Hi Adam,
Author of X509 patch (for Apptainer) here.
I drop some comments to fuel the discussion.
Signing images with X509 practically consists of two discrete steps:
- Use the signer certificate to sign the image.
- Validate that the signer's certificate is trustworthy (signed by a trusted entity, is not expired, and is not revoked).
The former is straightforward.
The latter, as described in RFC
https://datatracker.ietf.org/doc/html/rfc5280, requires inspecting the "IssuingCertificateURL" of the signer
and recursively download and validate all the certificates in the signing chain (e.g., Root CA -> Institute CA -> Lab CA -> User Certificate).
For a long time, the certificates were expected to be in the PEM format, described in RFC
https://www.rfc-editor.org/rfc/rfc1423.html.

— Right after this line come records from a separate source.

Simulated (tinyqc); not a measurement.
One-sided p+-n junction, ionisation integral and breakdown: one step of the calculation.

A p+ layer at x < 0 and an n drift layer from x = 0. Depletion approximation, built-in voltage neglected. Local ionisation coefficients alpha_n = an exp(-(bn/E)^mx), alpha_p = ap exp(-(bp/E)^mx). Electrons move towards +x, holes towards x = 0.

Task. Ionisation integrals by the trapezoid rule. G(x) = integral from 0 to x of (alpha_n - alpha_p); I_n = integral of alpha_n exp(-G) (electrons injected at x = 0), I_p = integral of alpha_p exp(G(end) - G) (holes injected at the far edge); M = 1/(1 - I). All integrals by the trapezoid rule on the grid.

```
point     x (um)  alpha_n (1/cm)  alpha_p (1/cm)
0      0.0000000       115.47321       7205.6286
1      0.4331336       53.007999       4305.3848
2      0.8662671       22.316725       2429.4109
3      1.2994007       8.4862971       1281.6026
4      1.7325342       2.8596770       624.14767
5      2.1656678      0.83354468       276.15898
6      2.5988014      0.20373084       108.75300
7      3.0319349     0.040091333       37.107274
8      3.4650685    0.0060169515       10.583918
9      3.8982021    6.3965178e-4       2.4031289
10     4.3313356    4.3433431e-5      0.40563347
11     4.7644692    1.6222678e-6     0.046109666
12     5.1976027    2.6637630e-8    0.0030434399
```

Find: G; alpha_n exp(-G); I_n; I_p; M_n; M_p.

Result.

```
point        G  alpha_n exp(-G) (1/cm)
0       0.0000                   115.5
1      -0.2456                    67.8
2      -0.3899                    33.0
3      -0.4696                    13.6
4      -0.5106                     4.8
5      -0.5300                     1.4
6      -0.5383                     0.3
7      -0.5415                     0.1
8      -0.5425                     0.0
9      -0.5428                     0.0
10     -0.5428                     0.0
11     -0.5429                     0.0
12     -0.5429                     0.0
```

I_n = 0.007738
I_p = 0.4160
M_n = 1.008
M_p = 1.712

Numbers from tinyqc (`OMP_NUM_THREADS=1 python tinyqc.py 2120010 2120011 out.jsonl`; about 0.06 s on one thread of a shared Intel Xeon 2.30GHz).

However, some PEM-related interfaces are being deprecated from Golang's crypto libraries lately (e.g.,
https://pkg.go.dev/crypto/x509).
The only remaining PEM-related interface requires the system certificates (e.g.,/etc/ssl) to be in PEM format. This is reasonable as it would break existing installations.
If I understand correctly, DSSE is an alternative solution to PEM, and in-toto attestations are an alternative to x509.
However, none of them are RFC-based, so I wonder if the slow-moving HPC community is likely to adopt them.
Additionally, I do not see in-toto attestations to support online revocation checks.
Without these checks, there is no way to protect sif images against malicious (e.g., leaked) certificates.
To conclude, the question is, "do we need online revocation checks or not ?"
If we do *NOT* need it, DSSE + in-toto should be ok.
if we need it, the PEM + X509 is the industry standard and we should follow it.